Many folks would like to see us back on the Moon and developing its resources.

Thursday, July 31, 2003

A Mars Record for the Ages: "This is a special year for Mars. Already the planet is shining big and bright in the southeastern sky before dawn, and it's drawing closer to us week by week. For four weeks from mid-August through early September, Mars will be nearer to Earth, and appear bigger in a telescope, than it has since 1988. And at its very closest, it will be a hair closer than it has been in many, many years.
But how many? Various different figures are being reported in different places; some are clearly wrong. Sky & Telescope sorted through the situation to find the authoritative answer.
On August 27, 2003, at 9:51 Universal Time, the centers of Earth and Mars will be only 55,758,006 kilometers (34,646,418 miles) apart. The U.S. Naval Observatory's MICA software and the Jet Propulsion Laboratory's DE406 planetary ephemeris agree on this value for the true geometric distance.
There has been some confusion about this because another authoritative source, JPL Horizons gives a time five minutes earlier and a separation 86 km closer. But Horizons expresses all solar-system distances in 'apparent' rather than geometric form, which takes into account the motions of Earth and Mars during the time it takes for light to travel between the two bodies. There is no actual discrepancy.

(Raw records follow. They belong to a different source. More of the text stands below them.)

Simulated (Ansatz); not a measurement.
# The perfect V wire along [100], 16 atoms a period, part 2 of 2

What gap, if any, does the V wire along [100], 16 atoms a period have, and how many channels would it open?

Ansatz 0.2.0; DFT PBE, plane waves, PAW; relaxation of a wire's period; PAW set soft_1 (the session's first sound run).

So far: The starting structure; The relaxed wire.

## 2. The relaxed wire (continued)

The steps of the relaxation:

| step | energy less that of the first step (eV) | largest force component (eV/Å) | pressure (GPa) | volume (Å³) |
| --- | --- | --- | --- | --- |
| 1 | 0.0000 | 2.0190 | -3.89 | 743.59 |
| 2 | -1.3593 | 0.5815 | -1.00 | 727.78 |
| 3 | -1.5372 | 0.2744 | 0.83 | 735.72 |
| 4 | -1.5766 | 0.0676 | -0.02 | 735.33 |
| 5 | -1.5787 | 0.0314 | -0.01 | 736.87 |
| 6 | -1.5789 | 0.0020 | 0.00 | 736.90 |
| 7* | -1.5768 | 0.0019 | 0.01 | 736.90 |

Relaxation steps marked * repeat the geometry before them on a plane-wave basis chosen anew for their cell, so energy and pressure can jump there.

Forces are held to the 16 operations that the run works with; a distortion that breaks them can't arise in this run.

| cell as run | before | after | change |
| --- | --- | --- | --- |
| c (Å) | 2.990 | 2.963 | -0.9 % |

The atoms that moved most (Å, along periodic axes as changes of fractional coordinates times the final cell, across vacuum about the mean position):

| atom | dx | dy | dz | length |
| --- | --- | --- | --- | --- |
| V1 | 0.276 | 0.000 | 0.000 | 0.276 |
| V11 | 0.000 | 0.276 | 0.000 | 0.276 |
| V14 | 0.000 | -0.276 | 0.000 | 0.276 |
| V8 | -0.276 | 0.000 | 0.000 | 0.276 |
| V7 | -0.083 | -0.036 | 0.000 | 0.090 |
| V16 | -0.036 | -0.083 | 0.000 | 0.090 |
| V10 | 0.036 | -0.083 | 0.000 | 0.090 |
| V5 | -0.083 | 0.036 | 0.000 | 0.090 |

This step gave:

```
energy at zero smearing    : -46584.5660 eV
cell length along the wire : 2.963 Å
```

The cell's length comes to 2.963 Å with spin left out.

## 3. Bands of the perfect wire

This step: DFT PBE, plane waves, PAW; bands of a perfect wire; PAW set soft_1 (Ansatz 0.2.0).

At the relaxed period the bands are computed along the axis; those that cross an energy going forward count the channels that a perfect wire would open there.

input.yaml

Mars will indeed be truly close. As Belgian astronomers Edwin Goffin and Jean Meeus wrote long ago, 'In August, 2003, Mars will come closer to Earth than at any time in the last several thousand years, and an even slightly closer approach will take place in the year 2287' (Sky & Telescope: August 1978, page 107). They also explained why. During recent millennia Mars's orbit has been getting slightly more eccentric (elongated) due to the gravitational attractions of other planets. Each passing century brings Mars a little closer to the Sun at perihelion, and a little farther from the Sun at aphelion.